Living in Los Angeles is a dream if you’re interested in vegan food. Lots of plant-based options at local markets for whipping up a delicious meal at home as well as lots of plant-based options at local restaurants for a night off from cooking. While most of the press is for vegan burger joints, understandable as there are a plethora of them around town, there are some exciting new restaurants offering a more upscale environment for a leisurely sit-down meal. Lucky for us there are several new vegan restaurants, right in our own backyard, that fall into the latter category. And you don’t have to be vegan to enjoy them!
This week I’m going to share my dining experience at just opened Ubuntu, located on Melrose Avenue near Gardner Street.
Ubuntu, (pronounced Ooo-boon-too) is a plant-based African-inspired restaurant from Chef Shenarri “Greens” Freeman, a James Beard Award semifinalist for her Brooklyn, New York restaurant, Cadence. With Ubuntu, Chef Shenarri brings the spices of West African cooking to her Los Angeles menu, after traveling throughout Africa to experience the rich flavors of that continent’s cuisine.
Entering the restaurant you are transported to another place and time. Turquoise-painted metal ceiling tiles adorned with palm tree leaf paddle fans, richly colored drapes, and Afro/Caribbean music create an ambiance that’s awash in colors and sounds, unlike any other eatery in LA. A large curved bar sits to the right while small tables and booths wrap around in an L shape. We were seated in the window overlooking Melrose, our only connection to LaLa land. It wasn’t long before the sounds of the city seemed to fade away as we settled into the plush gold velvet armchairs. Our server, Karen, was warm and friendly in that perfect waiter kind of way. She answered our questions with detailed information as we perused the menu and then left us to pare down our choices while she got our drink order; a divine hibiscus version of Sangria for me, a local beer from Inglewood for hubby. Lots of interesting options on the drinks menu.
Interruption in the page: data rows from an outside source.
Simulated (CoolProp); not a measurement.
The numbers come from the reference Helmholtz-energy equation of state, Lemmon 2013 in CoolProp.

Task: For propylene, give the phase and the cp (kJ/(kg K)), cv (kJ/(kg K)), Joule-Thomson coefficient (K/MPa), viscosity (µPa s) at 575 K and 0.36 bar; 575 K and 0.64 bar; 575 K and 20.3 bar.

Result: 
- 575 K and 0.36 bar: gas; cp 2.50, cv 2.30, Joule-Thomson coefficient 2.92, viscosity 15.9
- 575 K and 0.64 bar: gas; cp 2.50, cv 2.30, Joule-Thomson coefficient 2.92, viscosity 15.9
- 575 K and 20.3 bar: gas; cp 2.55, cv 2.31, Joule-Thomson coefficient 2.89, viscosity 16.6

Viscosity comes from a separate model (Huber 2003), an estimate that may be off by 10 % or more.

Of note, is that Ubuntu has a very unique food menu even in the world of plant-based cooking in that there are no plant-based, meat, egg, or dairy replacements. Everything is a combination of vegetables, fruits, and/or grains from scratch. Much of the menu relies on a variety of mushrooms as the basis for the small plates, designed to share. While the menu is limited, with only ten items to choose from, it was still difficult to decide. Hubby and I opted for five dishes to give us a sense of the flavors.
We started with the Jollof Arancini and Charred Okra. Wow! Two stellar dishes right out of the gate. The arancini were unlike any arancini I’d ever had. Light and fluffy from the preparation of the rice, they were seasoned with spices that made it similar in taste to falafel but so much better. With every bite, my palate was trying to discern the spice mixture. I couldn’t but I could eat those savory rice balls every day! The charred okra was al dente and crisp without any of the slimy texture we most associate with that vegetable. Swimming in a puddle of piquant vinaigrette they were addicting to the last slurp of dressing. Again, the spice combinations were new and unique to my taste buds.
As we were eating the first two dishes, the rest of the meal came out, as is par for the course with tapas-style eating. We simply made room on the table. Hubby’s favorite dish of the night was the Trumpet Mushrooms with Red Pepper Pesto, mostly for that pesto. He swooned over the sauce with every bite. Suya, grilled spiralized celery root on skewers with tzatziki, was a fun take on kebabs. The celery root was charred and crisp. So different than the usual mashed celery root. Personally, I would have liked the veggies charred as well. The last dish, Fonio Grits with Oyster Mushrooms, was the least successful for me. While the fonio (an ancient African grain) was dense and comforting, the mushrooms seemed haphazardly thrown on top in an okay but not standout tomato sauce.
We were too full for dessert so we sat enjoying the relaxed vacation-like vibe of Unbuntu, as I sipped my sangria. No one rushed us to leave. Quite lovely.
If you’re interested in trying a restaurant with flavors that will carry you to distant lands undiscovered, you need to try Ubuntu. Chef Shenarri, whom we met as we were leaving, is passionate about cooking and creating exciting flavors for her guests. She has invested much time and effort in bringing this unique take on African foods. Please support her and this wonderful neighborhood gem right in our own neighborhood.